I had big plans for the 5 year anniversary to do a site redesign but then I forgot about the 5 year anniversary and found out 2 days before about it. So I thought I would do a quick review of the last 5 years -

November 2003 - Kim, Gin and Me in Madrid on Holiday
We spent a long weekend in the Spanish capital. One of the things I will remember from this trip is trying on a jacket in Zara and liking it putting it down for 5 seconds then going back to get it to find it wasn’t there anymore and then to find Gin with a Zara shopping bag with the jacket in that he’d bought for himself. 5 years ago and I’m still not letting that one go.

February 2004 - Matt, Emily and Me in London
2004 was a pretty big year on the G2007 blog and really made it fun as I got the opportunity to travel to India for work for two months as well as go to Australia for a year.
India was great fun working in Signature Tower, Gurgaon with Nitin, Vijay and Tony (who’s real name I cannot remember). This is a video that is available somewhere on G2007 but I couldn’t find it when looking for it so I doubt it will ever be found by anyone else trying to look for it. It was about 43 degrees when I made this little video.
Tony and me Outside Signature Tower with Pigs

March 2004 - Tony, Vijay and Nitin in Gurgaon India
After two months of taking malaria tablets and generally not feeling too well from the heat but loving the time in India I went to Australia for a year to relax and do something a bit different. When I got there I had to find somewhere to live and I remember ringing Andrew (Cooster) from the hotel I was staying in, getting half way through the conversation and the phone cutting out. I didn’t bother ringing back until the next day when luckily the room was still available and so began that fun!

July 2004-Matt, Chris, Esther and Andrew (Cooster) - Bourke Street, Sydney
2004 was the year I got into surfing and have loved it ever since, many times were spent with Magnus and Faisel down the beach paddling for our lives trying to catch waves day in day out!

May 2004 - Magnus and me learning how to surf
I still use the very same wetsuit although it is falling at the seams!
I also was lucky enough to have Gin, Karine, Mark and my parents visit me all around December that year.

December 2004 - Me and Parents in Vaucluse
After some great months spent in Australia I decided to head back to the UK, via Japan and Canada. This made the trip back fun and also allowed me to complete a “round the world” adventure, flying East out of England and returning from the West.

May 2005 - Tokyo, Japan
After a couple of days in Japan it was off to Canada where I spent 2 weeks in Vancouver where I went a bit starbucks crazy. They say in London wherever you are there’s a rat within 2ft of you, in Vancouver they say the same but for Starbucks instead of rats. I also spent two weeks with cousins in Halifax which was great.
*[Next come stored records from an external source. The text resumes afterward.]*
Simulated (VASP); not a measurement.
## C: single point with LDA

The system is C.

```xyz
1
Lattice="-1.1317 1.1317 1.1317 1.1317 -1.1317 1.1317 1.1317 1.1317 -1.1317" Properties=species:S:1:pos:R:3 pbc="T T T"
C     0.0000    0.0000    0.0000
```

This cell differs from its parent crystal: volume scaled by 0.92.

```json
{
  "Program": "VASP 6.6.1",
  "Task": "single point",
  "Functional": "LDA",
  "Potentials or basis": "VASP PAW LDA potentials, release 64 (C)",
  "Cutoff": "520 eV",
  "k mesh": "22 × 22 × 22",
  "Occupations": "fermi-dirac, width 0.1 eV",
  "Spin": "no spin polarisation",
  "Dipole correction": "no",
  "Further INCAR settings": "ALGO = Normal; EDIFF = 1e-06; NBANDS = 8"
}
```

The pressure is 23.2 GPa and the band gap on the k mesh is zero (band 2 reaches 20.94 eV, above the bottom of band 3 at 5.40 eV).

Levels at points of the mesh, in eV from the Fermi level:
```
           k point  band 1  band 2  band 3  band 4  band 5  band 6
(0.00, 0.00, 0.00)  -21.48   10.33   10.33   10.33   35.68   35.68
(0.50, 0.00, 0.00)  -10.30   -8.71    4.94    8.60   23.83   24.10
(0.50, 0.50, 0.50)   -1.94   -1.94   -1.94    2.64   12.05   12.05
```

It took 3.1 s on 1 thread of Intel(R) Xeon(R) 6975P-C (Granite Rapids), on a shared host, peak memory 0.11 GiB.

May 2005 - Starbucks Crazy at Cloverdale, Canada
I returned to London and was eager to carry on the surfing. My friend Faisel who I’d met in Australia had also moved back to London around the same time so we carried on the surf tradition by going down to Newquay (a six hour drive) and meeting up with Fizzer’s Uni friend Davey for surf trips. Most of the time the waves were too small, the atlantic just didn’t have the power in the summer that the pacific seems to be able to produce, but it was fun times anyway.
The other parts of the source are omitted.